Great Readable Summary of Recent Sociological Research

The authors, who are journalists by trade, do an excellent job of summarizing recent findings in the sociology of religion that are challenging the long held assertions of secularization theory. More importantly, this book is a good answer to Trinity College's American Religious Identification Study (ARIS)making big headlines recently. The ARIS Study claims that the number of "non-religious" (poorly defined) has doubled since 1990, reaching 15% of the US poplation. This result, based upon bad sampling methodology and poor interpretatin of open-ended questions, is at odds with nearly every other survey showing the "non-religious" (who are not atheist or agnostic) as hovering around 10% of the population give or take a percentage point or two. This book reviews some of the sociological findings supporting the thesis that religious activity is alive and well in the US and around the world. Moreover, they also pepper the book with interesting anecdotes and fun stories that make the book read more like a "human interest" story in the newspaper. This is a book well done by a bunch of British chaps who are supposedly more intelligent and secular than us rednecks across the pond!
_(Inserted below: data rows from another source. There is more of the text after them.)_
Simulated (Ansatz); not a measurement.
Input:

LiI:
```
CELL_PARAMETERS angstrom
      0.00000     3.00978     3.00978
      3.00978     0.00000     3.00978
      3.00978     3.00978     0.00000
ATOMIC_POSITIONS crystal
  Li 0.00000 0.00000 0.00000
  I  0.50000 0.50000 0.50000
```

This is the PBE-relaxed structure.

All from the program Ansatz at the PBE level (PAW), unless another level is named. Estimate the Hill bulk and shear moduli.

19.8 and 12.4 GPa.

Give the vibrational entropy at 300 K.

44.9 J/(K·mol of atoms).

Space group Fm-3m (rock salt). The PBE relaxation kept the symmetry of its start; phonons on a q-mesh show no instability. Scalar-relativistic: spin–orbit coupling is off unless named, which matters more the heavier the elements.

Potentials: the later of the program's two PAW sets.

Topical, perceptive, and well-written

This is the latest of several topical, perceptive, and well-written books by Micklethwait and Wooldridge of The Economist. They take on the difficult and complex subject of how religion and politics relate throughout the world, and they argue persuasively about the compatibility of modernity and religion in the twenty-first century. Their analysis of religion in America is particularly brilliant, certainly the best explanation I've read of the rise of Evangelicalism and the popularity of megachurches. As in their previous books, Micklethwait and Wooldridge write with a combination of erudition and wit - vignettes of places like the Golgotha Fun Park in Kentucky make God Is Back an enjoyable read. I can fault the book only for its lack of photographs and other illustrations.